Without a protocol, we would know how to encrypt data or sign a message, but we wouldn’t know when or how to use each operation.
The most widely used protocol today is Transport Layer Security (TLS). It secures HTTPS, email, VPNs, and countless other applications. TLS gives applications the illusion that they are talking over a normal TCP socket, but all traffic is encrypted and authenticated underneath.
With TLS, we see how to authenticate servers, agree on a shared session key, and switch to efficient symmetric encryption for bulk data. This design demonstrates why cryptography is not just math but also careful engineering of interactions.
A Short History
TLS is the successor to Secure Sockets Layer (SSL), a protocol developed by Netscape in the mid-1990s to secure web traffic. SSL 2.0 was the first widely deployed version, but it had serious flaws. SSL 3.0, released in 1996, corrected many of them and influenced the design of TLS.
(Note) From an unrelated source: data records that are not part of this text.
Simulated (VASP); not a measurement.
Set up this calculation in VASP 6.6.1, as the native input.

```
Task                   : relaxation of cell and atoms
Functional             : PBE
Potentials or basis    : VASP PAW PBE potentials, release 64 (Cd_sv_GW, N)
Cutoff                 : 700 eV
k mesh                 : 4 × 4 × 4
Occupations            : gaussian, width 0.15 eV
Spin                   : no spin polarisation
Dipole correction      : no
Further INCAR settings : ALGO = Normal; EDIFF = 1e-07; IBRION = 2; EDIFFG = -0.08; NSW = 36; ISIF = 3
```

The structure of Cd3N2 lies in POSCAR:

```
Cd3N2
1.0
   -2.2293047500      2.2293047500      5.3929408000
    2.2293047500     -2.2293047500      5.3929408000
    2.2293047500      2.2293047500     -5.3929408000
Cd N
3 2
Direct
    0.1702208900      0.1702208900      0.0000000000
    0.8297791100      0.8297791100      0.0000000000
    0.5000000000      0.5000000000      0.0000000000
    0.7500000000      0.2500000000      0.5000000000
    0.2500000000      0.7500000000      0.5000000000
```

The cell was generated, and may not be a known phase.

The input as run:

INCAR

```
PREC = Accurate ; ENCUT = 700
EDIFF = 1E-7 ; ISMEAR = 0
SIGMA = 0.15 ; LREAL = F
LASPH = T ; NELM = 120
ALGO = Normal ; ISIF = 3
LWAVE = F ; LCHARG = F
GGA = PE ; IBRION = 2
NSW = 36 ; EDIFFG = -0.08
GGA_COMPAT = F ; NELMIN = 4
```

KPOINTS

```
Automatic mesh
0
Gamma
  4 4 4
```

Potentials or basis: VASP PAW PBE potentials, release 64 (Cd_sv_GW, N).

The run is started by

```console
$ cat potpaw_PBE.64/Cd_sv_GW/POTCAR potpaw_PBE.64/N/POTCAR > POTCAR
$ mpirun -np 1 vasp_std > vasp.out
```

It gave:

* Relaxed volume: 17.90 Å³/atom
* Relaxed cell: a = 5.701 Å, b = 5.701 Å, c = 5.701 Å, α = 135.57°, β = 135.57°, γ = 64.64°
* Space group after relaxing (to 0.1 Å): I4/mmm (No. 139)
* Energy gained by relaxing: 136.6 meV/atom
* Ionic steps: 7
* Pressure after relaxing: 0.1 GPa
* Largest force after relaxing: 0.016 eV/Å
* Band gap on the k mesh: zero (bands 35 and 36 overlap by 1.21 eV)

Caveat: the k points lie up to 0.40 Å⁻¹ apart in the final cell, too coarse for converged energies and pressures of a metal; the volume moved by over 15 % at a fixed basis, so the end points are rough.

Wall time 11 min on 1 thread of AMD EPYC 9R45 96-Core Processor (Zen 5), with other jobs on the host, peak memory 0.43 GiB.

The Internet Engineering Task Force (IETF) standardized TLS 1.0 in 1999 as an open, interoperable protocol. Since then, several versions have followed. TLS 1.3, finalized in 2018, is the version we use today. It simplified the handshake, removed outdated algorithms, and mandated forward secrecy by default.
Goals of TLS
TLS has four key goals:
-
Authentication: The client knows it is talking to the real server.
-
Confidentiality: Messages are encrypted so nobody else can read them.
-
Integrity: Messages cannot be altered without detection.
-
Forward secrecy: Even if a long-term private key is stolen later, old sessions remain safe.
The Components Brought Together
TLS 1.3 combines the primitives we studied:
-
Diffie-Hellman: Each side creates an ephemeral key pair for the handshake. This ensures forward secrecy.
-
Digital certificates: The server proves its identity with an X.509 certificate that binds its long-term key to its domain name.
-
Public key cryptography: Used to validate certificates and signatures.
-
Digital signatures: The server signs the handshake transcript to prove it possesses the private key.
-
Hash functions: Used in transcript hashing and in HKDF, the key derivation function. (This will be explained after the walkthrough.)
-
HMAC: Used to authenticate the handshake’s “Finished” messages.
-
Symmetric cryptography (AES-GCM, ChaCha20-Poly1305): Used to protect the actual application data.
TLS 1.3 Handshake Walkthrough
TLS 1.3 is designed to be simpler, faster, and more secure than earlier versions. Here are the essential steps.
Step 1: ClientHello
The client begins:
Sends a list of supported algorithms (cipher suites).
Generates a fresh ephemeral Diffie-Hellman public key and sends it.
Sends a 32-byte random value.
Purpose: Start negotiation, provide uniqueness, and prevent replay. The random value is mixed into later key derivation.
Step 2: ServerHello
The server replies:
Chooses algorithms from the client’s list.
Sends its own ephemeral Diffie-Hellman public key.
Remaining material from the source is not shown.